The working memory iterator loop:

  1. matcher.matchObjects((Person("Henry"),CD("Madona")));

  2. matcher.matchObjects((Person("Henry"),DVD("Mickey")));

The execution trace:

  1. // matcher.matchObjects((Person("Henry"),CD("Madona")));

  2. Person(Henry)

  3. PersonProduct(Henry,Madona)

  4. // matcher.matchObjects((Person("Henry"),DVD("Mickey")));

  5. Person(Henry)

  6. PersonProduct(Henry,Mickey)

The execution trace shows that, by using the sequential execution mode, the same rule is run twice for the same parts of two different tuples.
ILOG Rule Language (IRL) facilities

In contrast, practically all the script-level expressions and statements of the IRL are available in sequential processing. They serve principally to maintain the consistency of the other rule tasks that are not set to the sequential algorithm.

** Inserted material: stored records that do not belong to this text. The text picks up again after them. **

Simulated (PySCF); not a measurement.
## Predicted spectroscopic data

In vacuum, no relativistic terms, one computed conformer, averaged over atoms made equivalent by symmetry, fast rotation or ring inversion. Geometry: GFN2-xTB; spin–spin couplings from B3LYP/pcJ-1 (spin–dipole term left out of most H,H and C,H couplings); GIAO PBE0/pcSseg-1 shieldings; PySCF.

Here is a list of these features:

Functions

Function definitions and calls are fully available.

Script-level expressions

All the IRL expressions are available. (Note that ?instance works in any execution mode.)

Script-level statements

All the IRL statements are available.

Update

The update construct is available because spurious updates might exist in rule tasks set to the sequential algorithm. A spurious update is an update on an object that cannot be matched by any condition part of rule tasks set to the sequential algorithm, but might be significant for other rule tasks using the RetePlus algorithm. All rule tasks are specified in the ruleset and should be kept consistent with the current engine. However, it is important to note that the usual update is not handled at all by the stateless sequential processing algorithm.

Update refresh

The refresh mode is not handled at all by the sequential processing algorithm, but it might be relevant for other rule tasks using the RetePlus algorithm.

Insert

Insertion of objects that could match condition parts of rule tasks set to the sequential algorithm might cause inconsistencies when the tuples of objects are extracted from working memory. This is because the objects are inserted in the first position, and the iterator building the tuples is not notified. The iterator does not, therefore, give the tuples involving the new object to the sequential processing engine. However, the insert is still relevant for other rule tasks using the RetePlus algorithm.

The following examples show cases that cause Just-In-Time (JIT) compilation errors, that is, an error at execution time as opposed to a parsing error.

Example 1: IRL limitation causing compilation error

This example results in JIT compilation errors due to missing enumerators. 


ruletask T {
  algorithm = sequential;
  body = { R1, R2, R3, R4, R5, R6, R7, R8, R9 }
}


rule R1 {
  when {
    not MyObject();  // No enumerator, an error will occur
  }
  then {
  }
}


rule R2 {
  when {
    exists MyObject();  // No enumerator, an error will occur
  }
  then {
  }
}


rule R3 {
  when {
    collect MyObject() where (size() == 1);  // No enumerator, an error
                                                will occur
  }
  then {
  }
}

function Object getObject() {
  return new MyObject();
}


function Object[] getObjects() {
  Object objs = new Object[1];
  objs[0] = getObject();
  return objs;
}


rule R4 {
  when {
    not MyObject() from getObject();  // An enumerator, no error
  }
  then {
  }
} 


rule R5 {
  when {
    not MyObject() in getObjects();  // An enumerator, no error
  }
  then {
  }
} 


rule R6 {
  when {
    exists MyObject() from getObject();  // An enumerator, no error
  }
  then {
  }
} 


rule R7 {
  when {
    exists MyObject() in getObjects();  // An enumerator, no error
  }
  then {
  }
} 


rule R8 {
  when {
    collect MyObject() from getObject() where (size() == 1); 
    // An enumerator, no error
  }
  then {
  }
} 


rule R9 {
  when {
    collect MyObject() in getObjects() where (size() == 1);  
    // An enumerator, no error
  }
  then {
  }
}

Example 2: IRL showing construct limitations

Here is an example with a collect construct to demonstrate the scope of the bindings. This holds for not and exists too. This example also results in JIT compilation errors due to the use of unsupported constructs.


rule R10 {
  when {
    r:MyRootObject();
    c:collect MyObject(n:name; n.startsWith("ilog")) in r.getObjects(); 
    where (s:size(); s > 1);
  }
  then {
    out.println(r);  // correct
    out.println(c);  // correct
    out.println(s);  // correct
    out.println(n);  // error
  }
}